Meanwhile, more than 800,000 mum and dad investors will be hoping the shorts have it wrong.
Trading at close to $130 a share, CBA is up 30 per cent in 12 months, set against the ASX 200 lift of around 9 per cent.
Short activity – where traders bet the share price will go down and aim to make a profit using borrowed stock – is now higher at CBA than at any other of the big four banks.
Roughly $3bn is on the line for shorters, among them leading names such as Phil King of Regal Funds Management.
For many stocks, an increased volume of short bets is bad news. It’s worse when leading fund managers let it become public knowledge.
But CBA is far from an ordinary stock. It is a $213bn juggernaut where the sharpest criticism appears to be it is valued too highly.
Criticism of the bank revolves around a potential lift in costs, a potential loss of market share and a potential crimp of interest margins. However, despite 12 ‘sell’ notes appearing among 15 local stockbrokers, no stockbroking researcher has yet to land a knockout blow.

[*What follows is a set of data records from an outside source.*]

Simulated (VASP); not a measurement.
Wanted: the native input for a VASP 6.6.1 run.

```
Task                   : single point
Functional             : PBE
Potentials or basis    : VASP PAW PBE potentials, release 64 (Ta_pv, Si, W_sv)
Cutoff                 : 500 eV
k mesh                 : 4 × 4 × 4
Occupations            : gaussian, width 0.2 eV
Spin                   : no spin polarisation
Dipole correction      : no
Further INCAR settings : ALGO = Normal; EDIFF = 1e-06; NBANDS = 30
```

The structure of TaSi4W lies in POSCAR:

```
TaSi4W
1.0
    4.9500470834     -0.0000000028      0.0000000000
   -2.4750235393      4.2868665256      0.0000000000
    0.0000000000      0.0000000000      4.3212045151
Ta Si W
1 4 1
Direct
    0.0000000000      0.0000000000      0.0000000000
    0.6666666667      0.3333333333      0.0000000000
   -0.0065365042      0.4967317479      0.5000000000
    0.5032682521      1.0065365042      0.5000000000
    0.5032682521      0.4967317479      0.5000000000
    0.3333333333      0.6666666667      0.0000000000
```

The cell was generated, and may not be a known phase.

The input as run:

Meanwhile, the shorts continue to get it wrong. Not just this week or last week but all through 2024 so far. And every day this happens, retail investors become richer.
The current acceleration in CBA’s price, it has gained 9 per cent in a month, is partly due to a short squeeze – that means the last load of short bets were expensively incorrect and the professionals had to recover their positions – ironically pushing CBA higher as they bought up new stock.
Recurring sell calls and short action against the big four banks – ANZ, CBA, Westpac and NAB – has been a losing trade.
You would have to go back to the definitive Australian bank short – the Jim Chanos bet against Macquarie in 2007 to find an apparent money spinner. The US fund manager’s very public short call preceded an extended fall in Macquarie shares from around $86 to $17 in the following months. (Macquarie is worth $200 a share today).
CBA is not bulletproof – and the stock could fall any day – though it would be a long way down (around 25 per cent) to the current broker consensus share price target of $93.
In contrast, Westpac, currently seen as the weakest of the big bank stocks, would only need to drop 6 per cent to reach its target.
Moreover, CBA is now within a whisker of taking out the top spot as the market’s most valuable company from BHP, which continues to be sold off – there is only about $2bn in market cap between the two stocks.
Peter Gardner, a portfolio manager at Plato Investment Management has seen it all before. He suggests: “CBA might be a bit expensive but I don’t expect an big surprises from CBA – our position on the stock has not changed in any way with these various reports of short activity.”
CBA reports annual results on August 14.
Back in early May when CBA was closer to $115 I wrote here: “I would not be betting against a government-guaranteed financial cartel and for long-term investors, bank stocks offer a unique share investment.”
There is nothing on the horizon to change that point of view.